Jan 17, 2014

Anton Ginzburg: Terra Corpus opens at the Blaffer Museum


For his museum debut in the United States, Anton Ginzburg will present At the Back of the North Wind and Walking the Sea, part one and two of a trilogy of works in film, photography, sculpture and painting developed around historical and cultural conceptions of mythical or legendary landscapes and places that have conquered popular imagination and spawned collective memories. 

In developing this project, Ginzburg embarked on a three-part journey attempting to locate Hyperborea according to descriptions found in literature, newspaper articles and mythology. The photographs, sculpture, reliefs, drawings, and film that make up At the Back of the North Wind represent fragments of the artist’s impressions and experiences from his research and travels to form a master narrative of journey and discovery. The installation takes the viewer from the primordial virgin forest of Oregon, to St. Petersburg and its eroding palaces and haunted natural history museum, and finally to the ruins of the Gulag prisons and archeological sites on the White Sea. Present throughout is a cloud of red smoke that functions both as a metaphor for the exalted self and an expression of the collective unconscious.

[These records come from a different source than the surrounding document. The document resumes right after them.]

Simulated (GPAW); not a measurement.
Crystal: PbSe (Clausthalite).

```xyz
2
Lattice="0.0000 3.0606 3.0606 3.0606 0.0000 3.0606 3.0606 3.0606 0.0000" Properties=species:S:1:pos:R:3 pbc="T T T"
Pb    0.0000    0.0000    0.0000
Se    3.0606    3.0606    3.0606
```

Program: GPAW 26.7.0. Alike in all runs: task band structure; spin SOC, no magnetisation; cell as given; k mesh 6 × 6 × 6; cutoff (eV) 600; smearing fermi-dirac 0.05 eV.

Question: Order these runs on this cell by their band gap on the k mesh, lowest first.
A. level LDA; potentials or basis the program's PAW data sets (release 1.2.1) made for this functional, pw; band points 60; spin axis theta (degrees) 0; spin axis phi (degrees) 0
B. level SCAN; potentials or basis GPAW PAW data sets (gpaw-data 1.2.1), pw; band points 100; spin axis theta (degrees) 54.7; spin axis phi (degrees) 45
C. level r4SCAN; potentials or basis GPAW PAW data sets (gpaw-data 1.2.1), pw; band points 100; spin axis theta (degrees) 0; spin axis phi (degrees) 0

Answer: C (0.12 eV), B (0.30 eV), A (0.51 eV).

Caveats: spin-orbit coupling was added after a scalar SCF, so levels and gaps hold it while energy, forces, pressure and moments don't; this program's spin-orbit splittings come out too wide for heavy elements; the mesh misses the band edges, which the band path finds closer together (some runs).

In Walking the Sea, Ginzburg crosses the Aral Sea – an inland salt-water sea that lies between Kazakhstan and Uzbekistan. Previously one of the four largest inland bodies of water in the world with an area of more than 26,000 sq miles, the Aral Sea has been steadily shrinking since the 1960s and by now has almost dried up. Caused by the Soviet irrigation project which diverted feeder-rivers to irrigate cotton fields in the surrounding desert, this environmental devastation led to the destruction of the region’s once prosperous fishing industry, unemployment and local climate change. Calling it a “ready-made earthwork”, Ginzburg explores the poetic paradox of the sea without water. As in At the Back of the North Wind, the artist employs landscape that contains the remnants of the twentieth century past to explore themes of collective memory.